Biography Citation for SEG Honorary Membership

Contributed by Ingebret Gausland and Harald Nordberg

For nearly 30 years, Anders Farestveit has been pushing the frontiers of marine seismic technology through sound theory and very strong, inspiring leadership. Wide arrays and wide streamer tows are the results of his dedication and focus on how to obtain better and cheaper seismic data. Not all of his competitors in the seismic industry immediately approved of Geco's directions, but the techniques pioneered in the late '70s under Anders' leadership are dominating the marine seismic industry today.

After graduating from the University of Bergen with a degree in geophysics (1965), Anders joined a consulting firm later known as Geoteam. Their main product was seismic data for civil engineering purposes, but they also ventured into marine exploration and acquired their first survey in 1969 offshore Spitsbergen.

In the North Sea, the oil and gas era was in its infancy, and Anders saw potential in this new market. In 1972 Geoteam and Computas (the computer division of Det norske Veritas) jointly formed the company Geco, and with Anders controlling both the wheel and the accelerator (so to speak), he now operated a powerful enough vehicle to start competing with the internationally well-established contractors.

He made an agreement with Western Geophysical on training Geco personnel. It is to Western's honor that they gave them a good background. Some of these people formed the backbone of Geco during the fast and remarkable development that followed. This development was mainly orchestrated and inspired by Anders. Of all the characteristics that aptly describe him, enthusiasm is the one that stands out most clearly. He created an atmosphere of relentless search for better technical solutions. The competitors soon learned they had met a serious and ambitious newcomer. Anders enjoyed "dancing with the wolves" and quickly showed the pack some new steps that, to their surprise, they had to learn or be left behind.

Being brought up on the west coast of Norway, Anders had gained insight into the fishing industry. This gave him the base for experimenting with new techniques. At that time the state of the art was a single source and streamer, towed straight behind the vessel. Shell introduced the super long airgun array, and that technology was implemented by Geco. This was a significant step forward in obtaining data from the rough waters of the Barents Sea. But Geco went further and developed wide arrays in order to get even better control of source directivity.

Towing wide arrays and multiple streamers in wide separation mode were pioneered by Geco under the research and development auspices of Anders who was inspired by the techniques used by trawlers. This is all standard in the industry today, although the detailed technical solutions do differ. The Geco trademark became purpose-built vessels with width and power to handle heavy tows under rugged conditions, and the rest of the industry had to adapt to the new standard. Anders may not be wearing big shoes, but his footprints are clearly visible.

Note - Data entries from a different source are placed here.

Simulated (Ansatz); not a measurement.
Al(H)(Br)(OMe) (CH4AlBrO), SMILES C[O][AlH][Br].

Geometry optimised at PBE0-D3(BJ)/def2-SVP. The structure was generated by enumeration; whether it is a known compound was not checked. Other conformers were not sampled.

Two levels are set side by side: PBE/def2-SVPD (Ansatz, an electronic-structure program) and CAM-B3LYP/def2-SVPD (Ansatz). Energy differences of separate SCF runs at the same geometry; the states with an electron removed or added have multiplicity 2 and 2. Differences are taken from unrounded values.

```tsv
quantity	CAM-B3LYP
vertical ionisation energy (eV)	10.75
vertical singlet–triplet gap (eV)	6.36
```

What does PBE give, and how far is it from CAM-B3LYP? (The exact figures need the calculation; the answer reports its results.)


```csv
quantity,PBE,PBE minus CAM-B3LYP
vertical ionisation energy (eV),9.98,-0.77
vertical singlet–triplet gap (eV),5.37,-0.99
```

The wide towing of source and streamers is essential for cost-effective 3D surveys. Anders was instrumental in developing these solutions. His achievements in this area are most evident in the many papers presented by Geco representatives over the years. His inspiration and creativity have helped push along many of the professionals that made Geco a world leader in marine geophysics. This inspiration reached even further to its customers. Relations developed between contractor and client were the forerunners for today's alliances.

Anders' focus on data improvement also led Geco into new and interesting processing techniques. Hard-bottom problems needed better multiple cancellation, and significant research went into the development of new software. When 3-D became a standard technique, Geco pioneered the special processing methods needed to handle the new type of data. Modern binning technique is different from the one used originally for 3-D surveys, and Geco had significant input in developing this new acquisition process.

From the mid '80s, Schlumberger had shown an interest in Geco and their technology. In 1986 an agreement was reached giving Schlumberger a 50 percent, then later a 100 percent, position in Geco. Anders was instrumental in finalizing this agreement. During the turbulent years of the late '80s in the seismic industry, the new company emerged as a survivor with a platform for further growth into a more influential and powerful enterprise. Since 1992 Anders Farestveit has been the managing director of Schlumberger Norway, and last year his contributions to the science and the industry in Norway were recognized by the University of Bergen which bestowed on him an honorary doctorate.